It’s happening around the world – except in Alaska. Old fields roaring back to life thanks to new technology funded by new investment and above average oil prices.
In tax friendly North Dakota, production has soared from 123,620 barrels a day (bld) in 2007 to 639,277 bld last year.
Alaska’s production fell more than 100,000 bbl during the same period.
While in tax friendly Texas, which has been producing oil since the 1860s, daily production has grown from 921,000 barrels to 1,233,000 barrels over the past five years.
The North Sea, which is about the same age as Prudhoe Bay, is undergoing a renaissance. “The expansion has been spurred by record-breaking levels of investment, with about 40 billion pounds set to be ploughed into North Sea production in the next three years,” reports The Independent, a national British newspaper.
“The surge in investment comes after the government relaxed the tax regime around North Sea development, prompting a record-breaking licensing round when the Department of Energy and Climate Change awarded 167 new licenses on 330 blocks last October.”

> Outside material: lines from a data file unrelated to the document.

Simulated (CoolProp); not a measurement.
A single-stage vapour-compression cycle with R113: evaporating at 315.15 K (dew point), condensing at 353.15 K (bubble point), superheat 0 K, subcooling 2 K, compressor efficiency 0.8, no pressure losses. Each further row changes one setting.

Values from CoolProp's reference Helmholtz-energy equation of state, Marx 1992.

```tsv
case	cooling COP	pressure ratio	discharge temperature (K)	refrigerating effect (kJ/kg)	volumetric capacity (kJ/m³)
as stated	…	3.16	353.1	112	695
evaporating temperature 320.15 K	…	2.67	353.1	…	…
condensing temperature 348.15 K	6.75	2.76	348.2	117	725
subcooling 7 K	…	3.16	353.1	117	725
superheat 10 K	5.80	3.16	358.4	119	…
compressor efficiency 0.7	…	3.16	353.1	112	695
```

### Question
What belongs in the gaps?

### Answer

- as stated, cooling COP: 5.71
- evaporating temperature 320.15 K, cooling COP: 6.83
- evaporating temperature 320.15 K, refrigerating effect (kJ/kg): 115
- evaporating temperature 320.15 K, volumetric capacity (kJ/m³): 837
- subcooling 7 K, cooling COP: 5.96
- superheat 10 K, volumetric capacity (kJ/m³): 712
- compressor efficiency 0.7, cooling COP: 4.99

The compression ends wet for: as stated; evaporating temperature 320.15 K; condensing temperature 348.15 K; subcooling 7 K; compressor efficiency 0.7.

“Industry body Oil & Gas UK said the Chancellor’s promise of certainty on decommissioning tax relief and new tax breaks on small and deepwater fields would stimulate tens of billions of pounds of additional investment,” wrote a British trade publication.
“The tax break could cut the bill for companies operating older oil and gas fields by as much as 160 million pounds,” according to The Telegraph Media Group.
“It is estimated it will cost the Government around 100 million pounds in lost tax revenue initially but politicians expect the long-term benefits of more production from the North Sea to ‘significantly outweigh’ this.”